CHRIS VERSACE: Well, if we rewind it, we really have to consider the flow of events. Last week, we started off really walking into the week knowing we were going to have some potential volatility in the market depending on what we saw with the inflation reports that were the September CPI, PPI. But nobody really expected, when we exited the week before, to have to deal with the latest conflict in the Middle East.
That was clearly an issue that permeated the week. But again, the market came back to inflation. Both reports were hotter than expected. But surprisingly, we saw some comments from Philly Fed President Harker that were far more dovish than I think anybody would have expected, given not only the inflation data of the week but also the findings of consumer inflation expectations, which also have started to rebound now.
So all of that sets us up for kind of what could be a potentially tenuous week. And I say that because as we start the week off, we really don't have a lot going on today. There's not a lot of economic data coming out. There aren't any corporate earnings. And we have Harker coming back out not once but twice today.
Odds are we're going to start the week on-- excuse me, positive footing, kind of like we're already starting to see today. But that could really change throughout the week. We do have a busy week, not only with rampant earnings, but we've got three key pieces of economic data coming. And Thursday, we have Powell. So it's going to be a big week. It could be another volatile week for the market. We're going to start the week off on some cautious footing.
J.D. DURKIN: That's right. When Fed heads speak, we listen. But really, when Fed heads speak, we listen to you, Chris Versace, for the context we need throughout all those important comments. We'll follow them all. Now, what went right, Chris, when it came to the portfolio? And just as importantly, as we like to talk about from time to time, is there anything you wish that you could change if you could?

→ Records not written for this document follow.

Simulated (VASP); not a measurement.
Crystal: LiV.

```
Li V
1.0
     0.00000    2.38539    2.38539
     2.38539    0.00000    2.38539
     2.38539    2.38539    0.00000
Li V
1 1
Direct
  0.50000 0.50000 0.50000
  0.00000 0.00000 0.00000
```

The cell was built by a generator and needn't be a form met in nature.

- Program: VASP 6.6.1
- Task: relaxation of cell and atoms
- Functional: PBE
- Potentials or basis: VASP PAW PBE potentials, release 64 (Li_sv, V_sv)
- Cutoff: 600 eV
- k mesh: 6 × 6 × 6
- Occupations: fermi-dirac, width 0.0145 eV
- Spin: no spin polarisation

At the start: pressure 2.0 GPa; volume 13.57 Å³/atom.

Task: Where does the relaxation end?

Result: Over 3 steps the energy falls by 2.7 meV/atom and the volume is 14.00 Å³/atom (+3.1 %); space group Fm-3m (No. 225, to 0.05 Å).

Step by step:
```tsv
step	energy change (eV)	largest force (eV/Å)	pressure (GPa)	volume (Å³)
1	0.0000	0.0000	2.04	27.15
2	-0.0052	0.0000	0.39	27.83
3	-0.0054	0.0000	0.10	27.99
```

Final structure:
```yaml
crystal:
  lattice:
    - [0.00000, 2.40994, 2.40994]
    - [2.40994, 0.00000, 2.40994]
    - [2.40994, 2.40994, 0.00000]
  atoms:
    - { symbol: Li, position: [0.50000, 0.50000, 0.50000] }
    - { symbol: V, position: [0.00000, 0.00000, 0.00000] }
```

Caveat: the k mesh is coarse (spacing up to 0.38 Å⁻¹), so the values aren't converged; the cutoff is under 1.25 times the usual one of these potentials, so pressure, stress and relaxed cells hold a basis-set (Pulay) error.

CHRIS VERSACE: Sure. So just giving my comments about the unexpected developments in the Middle East. We really benefited from that. I hate to say that, but that's the case. We saw that with our XLE and GLD ETFs, as well as the strong rebound in the shares of Lockheed Martin. The other stock that actually performed extremely well last week was the share of Exxon Enterprises.
Just as a reminder to members, we took advantage of that. The reason why was in the span of just a few weeks, Exxon shares popped about 15% compared to 2% for the S&P 500. That really bloated our position well past the 4% threshold. So we rang the register, locked in a arguably big win considering we picked up those shares of Exxon around this time last year.
But to answer your second part of the question, J.D. , is there anything I would have done differently last week? Possibly, I would have said, oh, boy, I really wish we had picked up some shares of Trinity, Capital. They were below 14. We have been closely watching it. And we didn't.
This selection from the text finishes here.